Power Supply

Battery choice was mainly influenced by the gravimetric energy density available : the lighter the battery for a given capacity the better. It was decided to use a rechargeable (secondary) technology, because the amount of experimental run time would incur massive costs if a non-rechargeable (primary) battery technology were used. Three types of rechargeable battery were considered: Nickel Cadmium (Ni-Cad), Nickel Metal Hydride (Ni-MiH) and Lithium Ion (Li-Ion).

Ni-Cad was the first of the rechargeable technologies and is still used to a wide extent today, mainly for high current drain applications such as power tools. Ni-Cads are relatively inexpensive but have half the capacity of Ni-MiH or Li-Ion, typically 300mAh for a AAA battery. The terminal voltage of NiCad and Ni-MiH is 1.2v compared to the 3.6v of Li-Ion.

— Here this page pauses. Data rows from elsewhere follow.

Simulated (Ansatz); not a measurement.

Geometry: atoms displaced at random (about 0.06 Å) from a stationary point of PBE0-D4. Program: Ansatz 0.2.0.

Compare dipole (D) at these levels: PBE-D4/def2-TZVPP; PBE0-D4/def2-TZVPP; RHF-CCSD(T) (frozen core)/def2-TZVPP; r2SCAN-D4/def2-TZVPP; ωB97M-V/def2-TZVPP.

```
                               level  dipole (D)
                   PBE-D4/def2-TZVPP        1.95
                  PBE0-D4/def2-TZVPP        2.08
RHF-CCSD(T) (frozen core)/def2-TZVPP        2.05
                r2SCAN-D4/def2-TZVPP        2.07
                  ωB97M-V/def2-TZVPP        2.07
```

Battery Technology Comparison, Panasonic Corporation

As illustrated by the graph above, Li-Ion batteries have superior gravimetric and volumetric energy densities. After much searching it was found that the most appropriate, easily available battery was a Li-Ion 'Sony Minidisc' battery (LIP-12B), which gives 1500mAh at 3.6v for a weight of 50g. The internal cell itself only weighs 39g, the remainder being made up by the protection circuitry and outer casing. The weight of the battery pack was minimised by discarding the outer plastic casing which gave a weight saving of 8g. The protection circuit was incorporated onto the control board with a small lightweight socket to plug in the battery cell. A further protection circuit was mounted on a charging adapter to allow the battery to be recharged with the safety mechanism in place.



The use of this new battery gives a huge increase in the operational time of the blimp (from 10 minutes using two Alkaline (famous make) batteries to two and a half hours). There is one small drawback with the new batteries in that the payload of the blimp has been pushed very close to the limit, with only a further 8g of payload that can be added. This has several implications:

·Any further sensors to be added will require an increase in the envelope size;
· The envelope will need to be kept full of relatively pure Helium to keep it aloft. The Helium leaches out of the envelope at approximately 1% a week, given that the envelope is sealed properly, so the blimp will lose buoyancy over time;
· With an extra payload capability, ballast can be added to make the blimp neutrally buoyant, then slowly taken out as the helium seeps out, thus maintaining the neutral buoyancy without constant refilling of the envelope.